Suppose I have a reference that’s shared across two threads.
One of the threads only sets the reference, and the other only dereferences it. Does this need a lock around the reference? On setting, on dereferencing, or both?
What about if either thread can set it and dereference it? Same questions.
In fact, what are the exact rules for when a lock is needed?
I think I have quite a few experience on this topic.
First of all, you’ll have to distinguish the difference between “mutation” (e.g. “pop!”) and “re-bind” (e.g. setfield!). The latter is a bit more tricky.

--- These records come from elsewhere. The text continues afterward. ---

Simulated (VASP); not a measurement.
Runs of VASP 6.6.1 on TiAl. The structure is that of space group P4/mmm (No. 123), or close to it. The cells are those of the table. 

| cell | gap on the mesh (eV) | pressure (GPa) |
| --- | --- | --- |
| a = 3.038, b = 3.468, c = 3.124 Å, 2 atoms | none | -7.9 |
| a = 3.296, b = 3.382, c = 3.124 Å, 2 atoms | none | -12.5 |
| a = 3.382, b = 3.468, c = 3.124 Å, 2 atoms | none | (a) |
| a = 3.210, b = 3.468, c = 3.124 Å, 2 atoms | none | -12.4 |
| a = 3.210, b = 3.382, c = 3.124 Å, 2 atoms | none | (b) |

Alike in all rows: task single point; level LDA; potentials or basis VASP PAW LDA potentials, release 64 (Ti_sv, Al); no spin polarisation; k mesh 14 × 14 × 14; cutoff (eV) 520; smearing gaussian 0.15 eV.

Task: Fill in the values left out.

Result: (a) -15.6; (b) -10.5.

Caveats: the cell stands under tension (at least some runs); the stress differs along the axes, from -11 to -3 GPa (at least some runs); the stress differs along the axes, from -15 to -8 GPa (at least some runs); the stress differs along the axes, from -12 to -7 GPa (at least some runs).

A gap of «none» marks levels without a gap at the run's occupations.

If there is only one threads doing setfield! to a reference while there are multiple other threads reading it, you may have the desirable result where you either read the old or the new but not an intermediate invalid result. In this situation you may get away with not adding locks, but you’ll have to test the feasibility on your specific machine. Here is an example I devised
import Random.seed! as seed!
N::Int = 999
function gen(cnt)
if cnt % 2 == 1
seed!(1)
return rand(Int128, N, N)
else
seed!(3)
return rand(Int128, N, N)
end
end;
function check(r)
s = getfield(r, :x)
if s == gen(0)
println(0)
elseif s == gen(1)
println(1)
else # I cannot see this in practice
println("\tEEEEEEEEEEEEEEEEEEEEEEEEEEEEEEEE")
end
end;
function test(r)
for c = 1:10000000
for j = 1:14
Threads.@spawn check(r)
end
println("c=$c")
setfield!(r, :x, gen(c))
end
end
test(Ref(gen(0)))
As a rule of thumb, try it on your machine. If you find that the resulting behavior is acceptable or as expected even if you didn’t add locks, you can persevere (without locks).
Base collection types require manual locking if used simultaneously by multiple threads where at least one thread modifies the collection (common examples include push! on arrays, or inserting items into a Dict).
So you do need a lock in this case.
In general, the Julia compiler will try to optimize your code assuming there is only one thread, unless you use locks, channels, or atomics. I found https://assets.bitbashing.io/papers/concurrency-primer.pdf to be helpful for understanding atomics.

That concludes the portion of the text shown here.